WASHINGTON (NYTIMES) - The Biden administration took action on Tuesday (Sept 22) to crack down on the growing problem of ransomware attacks, expanding its use of sanctions to cut off digital payment systems that have allowed such criminal activity to flourish and threaten national security.
The Treasury Department said it was imposing sanctions on a virtual currency exchange called Suex, in the administration's most pointed response to a scourge that has disrupted US fuel and meat supplies this year, when foreign hackers locked down corporate computer systems and demanded large sums of money to free them.

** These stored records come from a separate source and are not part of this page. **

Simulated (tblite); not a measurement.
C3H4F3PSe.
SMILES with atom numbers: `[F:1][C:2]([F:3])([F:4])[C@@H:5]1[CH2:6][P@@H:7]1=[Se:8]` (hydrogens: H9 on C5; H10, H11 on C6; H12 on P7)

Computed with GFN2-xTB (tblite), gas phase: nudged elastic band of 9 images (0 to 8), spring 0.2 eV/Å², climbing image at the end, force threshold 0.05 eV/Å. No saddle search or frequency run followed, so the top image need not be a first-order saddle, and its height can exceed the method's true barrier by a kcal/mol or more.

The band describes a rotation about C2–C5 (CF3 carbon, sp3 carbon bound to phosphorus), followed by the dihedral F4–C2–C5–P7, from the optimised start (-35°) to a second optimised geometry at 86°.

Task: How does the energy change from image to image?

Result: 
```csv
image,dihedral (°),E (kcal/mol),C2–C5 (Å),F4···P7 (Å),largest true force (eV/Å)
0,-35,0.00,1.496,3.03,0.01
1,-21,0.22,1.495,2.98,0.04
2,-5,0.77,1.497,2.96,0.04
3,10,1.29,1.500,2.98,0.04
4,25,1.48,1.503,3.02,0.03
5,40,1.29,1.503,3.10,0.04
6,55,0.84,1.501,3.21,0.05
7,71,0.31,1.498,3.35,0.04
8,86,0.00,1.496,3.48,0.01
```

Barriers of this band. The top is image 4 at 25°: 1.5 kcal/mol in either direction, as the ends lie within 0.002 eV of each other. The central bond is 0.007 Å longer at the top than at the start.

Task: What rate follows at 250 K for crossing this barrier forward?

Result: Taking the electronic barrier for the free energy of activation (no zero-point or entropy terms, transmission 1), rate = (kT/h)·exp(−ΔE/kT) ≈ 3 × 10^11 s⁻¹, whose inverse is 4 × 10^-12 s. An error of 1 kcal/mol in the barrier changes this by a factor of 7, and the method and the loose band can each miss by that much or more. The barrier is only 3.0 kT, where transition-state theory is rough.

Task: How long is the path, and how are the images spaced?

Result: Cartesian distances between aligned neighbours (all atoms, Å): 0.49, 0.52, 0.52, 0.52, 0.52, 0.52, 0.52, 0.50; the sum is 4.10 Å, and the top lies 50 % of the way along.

The illicit financial transactions underpinning ransomware attacks have been taking place with digital money known as cryptocurrencies, which the US government is still determining how to regulate.
The Treasury Department said Suex had facilitated transactions involving illegal proceeds from at least eight ransomware episodes. More than 40 per cent of the exchange's transactions had been linked to criminal actors, the department said.
"Ransomware and cyberattacks are victimising businesses large and small across America and are a direct threat to our economy," Treasury Secretary Janet Yellen said in a statement.
The department offered few details about Suex, declining to say where the company was based or what kinds of transactions it dealt with, though a Russian computer executive confirmed on Tuesday that he was the founder.
Treasury officials did say that while some virtual currency exchanges are exploited by criminals, Suex was facilitating illegal activities for its own gain.
Cybersecurity experts see exchanges as a weak point for ransomware gangs that otherwise operate wholly in the ether of the internet, all but untouchable by law enforcement. But the exchanges are an interface with the real world used to cash out cryptocurrency and public-facing companies that are vulnerable to financial sanctions.
The Treasury Department's action came three months after US President Joe Biden, meeting in Geneva with President Vladimir Putin of Russia, demanded a crackdown on ransomware operators suspected of working from Russian territory.
Putin made no promises. Before the meeting, one attack had taken out Colonial Pipeline, which provides much of the East Coast's gasoline and jet fuel; another had penetrated JBS, a major US meat supplier.